Both Stevens and Justice Stephen G. Breyer filed dissents to the cert denial, SCOTUSblog reports. At issue is whether delayed executions violate the ban on cruel and unusual punishment. The Atlanta-based 11th U.S. Circuit Court of Appeals in an opinion (PDF) last year found no constitutional violation, noting a lack of Supreme Court precedent on the issue.

Stevens and Breyer dueled with Justice Clarence Thomas, who answered their arguments in an opinion concurring in the cert denial.

Stevens first declared his opposition to capital punishment in an opinion last year, but said he will respect court precedent on the issue.

Stevens wrote today (PDF) that condemned inmates wait an average of 13 years for execution. “To my mind, this figure underscores the fundamental inhumanity and unworkability of the death penalty as it is administered in the United States,” he said.

“The reversible error rate in capital trials is staggering. More than 30 percent of death verdicts imposed between 1973 and 2000 have been overturned, and 129 inmates sentenced to death during that time have been exonerated, often more than a decade after they were convicted.”

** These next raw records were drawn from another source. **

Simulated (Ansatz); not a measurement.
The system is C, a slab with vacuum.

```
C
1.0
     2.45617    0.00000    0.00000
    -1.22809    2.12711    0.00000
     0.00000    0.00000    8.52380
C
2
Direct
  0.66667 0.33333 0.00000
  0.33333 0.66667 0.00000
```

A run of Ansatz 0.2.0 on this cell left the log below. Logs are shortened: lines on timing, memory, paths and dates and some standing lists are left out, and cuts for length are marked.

Justice Clarence Thomas supported the cert denial in a concurrence that said the inmate, William Lee Thompson, should not be allowed to avail himself of appellate and collateral review of his conviction and then complain about the delays. He also said the 129 inmates freed from prison were not necessarily exonerated; rather, many were the beneficiaries of the Supreme Court’s “Byzantine death penalty jurisprudence.”

Breyer’s dissent to the cert denial answered Thomas, saying the defendant should not be penalized for exercising his appellate rights. He also cited evidence that the petitioner was a slow learner and likely under the sway of a co-defendant; Thomas, on the other hand, cited facts showing the gruesome nature of the crime.

The case is Thompson v. McNeil.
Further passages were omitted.